Tuesday, September 02, 2008

The Sky Is Falling!

Here we go again:
Scientists sue to stop a 'black hole' from sucking up Earth
They fear experiments could create 'vacuum' and consume the planet.

A European court(a batch of non-scientists) says the idea a new supercollider project could create a "celestial vacuum" and eventually consume the Earth is worth discussing, but the project can move forward on schedule anyway.

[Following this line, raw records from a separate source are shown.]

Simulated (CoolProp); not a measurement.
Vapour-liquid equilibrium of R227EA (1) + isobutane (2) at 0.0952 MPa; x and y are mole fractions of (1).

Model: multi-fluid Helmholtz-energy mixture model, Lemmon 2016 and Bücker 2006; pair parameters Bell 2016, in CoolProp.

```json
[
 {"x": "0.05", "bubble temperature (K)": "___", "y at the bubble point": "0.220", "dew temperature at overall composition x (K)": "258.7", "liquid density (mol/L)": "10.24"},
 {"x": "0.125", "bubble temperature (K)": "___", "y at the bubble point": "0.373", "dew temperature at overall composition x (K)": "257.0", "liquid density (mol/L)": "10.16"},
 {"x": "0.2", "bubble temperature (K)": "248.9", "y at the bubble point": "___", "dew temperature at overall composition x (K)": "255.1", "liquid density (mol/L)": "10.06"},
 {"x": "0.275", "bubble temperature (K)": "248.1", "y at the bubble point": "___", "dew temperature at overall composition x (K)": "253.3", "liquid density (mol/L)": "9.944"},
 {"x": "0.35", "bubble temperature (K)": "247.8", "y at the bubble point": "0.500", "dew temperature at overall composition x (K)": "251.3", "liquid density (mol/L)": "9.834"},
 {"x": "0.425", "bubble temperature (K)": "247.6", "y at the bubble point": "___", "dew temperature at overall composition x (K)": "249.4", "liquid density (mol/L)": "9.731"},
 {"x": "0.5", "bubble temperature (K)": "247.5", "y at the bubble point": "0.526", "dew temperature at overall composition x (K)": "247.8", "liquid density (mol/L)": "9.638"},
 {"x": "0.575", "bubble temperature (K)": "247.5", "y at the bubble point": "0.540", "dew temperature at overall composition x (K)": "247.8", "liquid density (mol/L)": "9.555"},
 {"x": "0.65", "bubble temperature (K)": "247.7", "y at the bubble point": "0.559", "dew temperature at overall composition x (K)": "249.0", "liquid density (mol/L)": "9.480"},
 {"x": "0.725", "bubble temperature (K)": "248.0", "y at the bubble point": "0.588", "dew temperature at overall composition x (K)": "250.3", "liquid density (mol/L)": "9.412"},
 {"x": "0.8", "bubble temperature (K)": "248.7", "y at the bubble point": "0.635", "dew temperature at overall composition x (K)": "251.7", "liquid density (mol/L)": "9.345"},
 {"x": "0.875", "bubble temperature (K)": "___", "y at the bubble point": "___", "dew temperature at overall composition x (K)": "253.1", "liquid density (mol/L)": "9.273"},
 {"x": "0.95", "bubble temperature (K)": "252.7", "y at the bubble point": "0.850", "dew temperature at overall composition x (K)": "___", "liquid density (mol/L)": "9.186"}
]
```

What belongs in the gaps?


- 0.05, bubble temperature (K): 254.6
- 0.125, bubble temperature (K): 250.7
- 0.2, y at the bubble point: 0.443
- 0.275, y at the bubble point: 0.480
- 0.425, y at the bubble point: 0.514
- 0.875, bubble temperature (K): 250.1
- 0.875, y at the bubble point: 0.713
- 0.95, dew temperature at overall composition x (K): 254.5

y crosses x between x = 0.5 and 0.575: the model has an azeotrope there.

At dispute is what could happen should planned experiments at the supercollider built near Geneva by the European Organization for Nuclear Research, or CERN, go awry when the massive atomic particle smasher is fired up about this time next week.

A few details:

-1) A black hole is created when a sun, much larger than ours -after having consumed up its fuel - collapses in on itself due the gravitational forces involved. We're talking about gravitational forces thousands of times more powerful than anything on Earth, or even possible to create on Earth.

-2)The Earth, our solar system, including our sun, does not have enough mass to generate the gravitational forces required to create even a small, self-sustainable black hole.

And there's the rub: Self-sustainable. The Hadron collider may indeed create a black hole for a micro-instant of time, but it will be far, far too small to sustain itself. It will not have the necessary mass required to generate a gravitational field strong enough to stay viable and to start sucking in the Earth.

If these "scientists" who have sued to stop the Hadron collider are a part of the development team, they should be fired yesterday.